The Duman case has attracted attention in the special-education and legal communities.
"It is an important case because it could have broader impact beyond this particular child," said Ruth Lowenkron, a senior attorney with the Education Law Center of New Jersey.
Amelia Carolla, the Dumans' attorney, said that since the most recent decision, she has heard from special-education lawyers in other states who may use the ruling in their cases. It may have less application in Pennsylvania. Unlike New Jersey, Pennsylvania allows for dual enrollment in public and private school, said Gabe Labella, a lawyer with the Disability Rights Network in Philadelphia.
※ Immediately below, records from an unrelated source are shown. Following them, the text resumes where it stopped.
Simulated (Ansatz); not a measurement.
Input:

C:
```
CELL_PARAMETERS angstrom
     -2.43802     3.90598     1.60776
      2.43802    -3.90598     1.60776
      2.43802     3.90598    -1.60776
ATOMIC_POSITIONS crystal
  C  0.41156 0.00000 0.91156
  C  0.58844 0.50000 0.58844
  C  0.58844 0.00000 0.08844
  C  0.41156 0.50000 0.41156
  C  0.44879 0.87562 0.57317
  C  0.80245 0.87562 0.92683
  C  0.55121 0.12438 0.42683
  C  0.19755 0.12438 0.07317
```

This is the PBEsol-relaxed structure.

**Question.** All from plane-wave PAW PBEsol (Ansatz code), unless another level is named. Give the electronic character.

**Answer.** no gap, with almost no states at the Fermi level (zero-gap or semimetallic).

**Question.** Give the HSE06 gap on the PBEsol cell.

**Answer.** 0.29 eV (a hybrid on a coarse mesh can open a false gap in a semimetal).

As a result of the litigation, the boy - now 15 and in the 10th grade - currently has a full-scale IEP with the district, and the district pays for him to attend the Y.A.L.E. School in Cherry Hill. Y.A.L.E. is a private school for students with social or learning disabilities.
He earlier attended school in the district and received district IEPs. In the fourth grade, his parents were not satisfied with the progress he was making, and the staff was unwilling to make changes in his program, Scott Duman said. So for the fifth grade, in the 2006-07 school year, the family moved him to Orchard Friends School, then located in Moorestown. The school later moved to Riverton. The family paid the tuition.
In the boy's second year at Orchard Friends, the family requested the district to convene an IEP meeting to explore education options, including possibly going back to a district school. The district responded that the boy was not enrolled with Moorestown and told the family to contact the Burlington County Educational Services Unit, which Comegno said the district contracts to evaluate nonpublic-school students.
The family continued to press for a full IEP from the district and eventually sought tuition reimbursement at Orchard Friends.
The district sent the family a public-school registration packet, but the parents refused to fill it out because they did not believe they had to do so to get an IEP. In addition, they were concerned that they might not get satisfaction from the district and that the boy would lose his spot at Orchard Friends.
In 2009, state Administrative Law Judge Donald J. Stein issued a decision that held that the district denied the child a "free and appropriate public education" in violation of the federal Individuals With Disabilities Education Act because it had refused to provide him with an IEP for three school years. Stein also ordered the district to pay tuition for those three years at Orchard Friends.
The district appealed, and the case subsequently was moved to federal court.
Pending appeal, the district worked up a IEP for the boy for the 2010-11 school year and the family and the district agreed to a placement at Y.A.L.E., with the district paying tuition.
With appeals ongoing, there is still about $60,000 in back tuition the district has not paid, according to Carolla, the family's attorney.
In her September decision, Bumb seemed to scoff at Moorestown's insistence that it was not required to produce an IEP for a child not enrolled in its schools.
"Surely, Congress did not intend to turn special education into a game of poker, where a school district does not have to show its cards until after the parents have taken the gamble of enrolling their child, and the child bears the risk of losing an appropriate education," she wrote.
There may soon be additional movement in the case. Duman said the Third Circuit recently had the parties take part in a mediation meeting, and the Moorestown school board may act on a settlement this week.
Bumb's decision could provide guidance on an often-confusing legal process, said Miriam Kurtzig Freedman, a Massachusetts-based special education law expert and author.
"Anything that helps clarify the confusion and onerous requirements can be helpful to school districts and parents alike," she said.